Forward contracts are similar to futures as they imply an obligation of a buyer to purchase a particular security at a particular date. The obligation clause is the major difference from the options contracts. However there are differences from futures contracts as well. Forward contracts are rather unique and are not as standardised as futures. The prices at which the agreements are settled are different. The settlement price of futures is the price that is fixed on the last trading date. In the meanwhile forwards prices are agreed on the trade date at the start. Forward contracts involve no cash flows until the delivery period. In contrast, futures contracts include margin requirements and margin calls (Tripathy, 2007). Forward hedging implies forward selling the securities or currency. For example, multinational corporations may sell the currency that is received as earnings by their subsidiaries. In this way, corporations are able to create cash outflows to hedge translation exposure. Still, hedging translation exposure may be inappropriate due to inaccurate earnings forecasts. In some cases, translation losses may be significantly higher than the benefits obtained from forward hedging (Madura, 2011).

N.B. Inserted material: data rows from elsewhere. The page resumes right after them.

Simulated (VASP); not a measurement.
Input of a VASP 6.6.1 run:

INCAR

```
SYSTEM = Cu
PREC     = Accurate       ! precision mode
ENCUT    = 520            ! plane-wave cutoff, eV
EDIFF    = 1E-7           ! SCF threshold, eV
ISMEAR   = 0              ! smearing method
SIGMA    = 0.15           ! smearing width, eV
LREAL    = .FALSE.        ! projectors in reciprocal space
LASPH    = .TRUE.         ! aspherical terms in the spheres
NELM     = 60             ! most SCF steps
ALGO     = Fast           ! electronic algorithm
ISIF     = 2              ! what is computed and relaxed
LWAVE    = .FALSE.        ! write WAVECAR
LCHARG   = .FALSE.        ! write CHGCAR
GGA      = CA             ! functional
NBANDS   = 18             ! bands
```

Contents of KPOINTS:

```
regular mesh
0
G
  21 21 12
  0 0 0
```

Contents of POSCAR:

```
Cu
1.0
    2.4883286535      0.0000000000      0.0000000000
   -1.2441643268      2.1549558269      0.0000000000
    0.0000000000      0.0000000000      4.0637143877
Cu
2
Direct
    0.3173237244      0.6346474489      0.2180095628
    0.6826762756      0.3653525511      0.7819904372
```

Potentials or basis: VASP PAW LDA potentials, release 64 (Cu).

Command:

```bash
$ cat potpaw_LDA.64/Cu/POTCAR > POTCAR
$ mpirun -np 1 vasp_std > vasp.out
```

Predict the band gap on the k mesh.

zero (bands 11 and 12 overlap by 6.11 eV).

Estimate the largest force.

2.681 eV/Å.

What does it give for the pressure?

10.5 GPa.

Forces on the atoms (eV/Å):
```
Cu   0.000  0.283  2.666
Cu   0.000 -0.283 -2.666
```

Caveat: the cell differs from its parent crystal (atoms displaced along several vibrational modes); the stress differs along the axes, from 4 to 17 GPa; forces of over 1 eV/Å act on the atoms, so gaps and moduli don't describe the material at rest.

One of the major disadvantages of forward contracts is the credit risk or default risk that is inherent to forward hedging strategy. One of the parties of the contract may fail to fulfil its obligations under the contract. Then, although the forward price of a security is a prediction of a spot price, some unexpected events may happen and one of the parties of the forward contract may face undesired price movements. The actual spot price at the moment of delivery of an asset or security may be different from the forward price that has been agreed on in the forward contract (Kevin, 2010). However, there are particular advantages of forward contracts as well. For example with respect to foreign exchange markets forward exchange rates are negotiable. This is especially important for large companies that can make use of their market power in negotiations with a bank to obtain a favourable forward market rate. Then, the banking system is available 24 hours a day, while futures markets are not open overnight. This makes forward contracts more attractive to some parties (Fraser and Simkins, 2010).

## Swap Hedging

Swap deals involve an exchange of securities and act as techniques for management of risks. Companies obtain various assets to generate income and bear particular liabilities for financing such acquisition of assets. In some cases firms may be not satisfied with the assets that are obtained or the liabilities that are incurred. For example, a company may wish to shift from a fixed interest rate loan to a floating interest rate loan in order to avoid the interest rate risk. Such a company may enter an interest rate swap to realise its objective. Another type of swaps is a currency swap. If a company predicts a decrease of the value of a particular currency it may exchange the existing asset that yields income in this currency for another asset that generates income in a currency that is expected to be stronger. Consequently interest rate swaps and currency swaps are financial strategies that involve exchange of liabilities or assets (Kevin, 2010). Interest rate swaps are popular among the companies that have comparative advantages in particular markets. A company may have a comparative advantage in a floating rate market and therefore borrow funds there. However, it may be actually more interested in a fixed rate loan. In this case, the company may enter a swap agreement to exchange the fixed rate loan for a floating rate loan. The same action may be observed if a company has a comparative advantage in a fixed rate market but is interested in a floating rate loan (Siddaiah, 2010).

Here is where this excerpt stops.